SM is behind K-pop acts including Super Junior, EXO, Girls Generation, f(x), and superstar soloist BoA. It also manages actors including Kim Ha-neul, and Kim Min-jong, while its Galeria label represents leading woman golfer Park In-bee.
The publicly-listed SM issued new shares to Alibaba, SM said in a statement.
The company said that the agreement is expected to help SM expand into the mainland Chinese market, particularly in the music and marketing sectors and online music distribution. Under its Ali Music unit, Alibaba’s music apps Xiami and Tiantian may set up branded channels for some of SM’s groups.
China recently contributed significant growth to SM’s earnings, though that appeared to come from concerts and touring. The Alibaba deal could help to roll back piracy and allow SM to start earning significant revenue from streaming services. SM also has business deals with Baidu and Tencent.
Relations between the Chinese and Korean entertainment industries have flourished in the past couple of years at both corporate and artistic levels. In late 2014 China’s Huace became a major backer of leading independent film distributor Next Entertainment World, while Fosun International also has a stake in SM.
Film co-productions between Korea and China have flourished, while numerous K-pop acts have added Mandarin-speaking members in attempts to establish fan bases in the massive mainland Chinese market.

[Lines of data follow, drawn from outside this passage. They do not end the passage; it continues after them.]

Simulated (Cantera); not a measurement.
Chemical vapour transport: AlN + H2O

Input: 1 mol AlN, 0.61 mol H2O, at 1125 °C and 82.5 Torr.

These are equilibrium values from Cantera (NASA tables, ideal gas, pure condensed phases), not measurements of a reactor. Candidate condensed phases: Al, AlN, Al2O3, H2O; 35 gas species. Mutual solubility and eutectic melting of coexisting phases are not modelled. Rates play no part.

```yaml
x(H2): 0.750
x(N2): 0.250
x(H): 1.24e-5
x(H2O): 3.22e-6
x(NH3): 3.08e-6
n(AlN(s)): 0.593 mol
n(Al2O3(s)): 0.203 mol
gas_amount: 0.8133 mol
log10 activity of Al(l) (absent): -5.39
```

Korean TV dramas, with their high production values and strong story lines, have become massively popular in China, especially through online platforms. Chinese regulators somewhat disrupted the flow of Korean pop-culture into China last year when they required complete runs of series to pass censorship before being allowed to air. While that quickly limited imports into China, it also helped push companies into co-production and co-investment deals.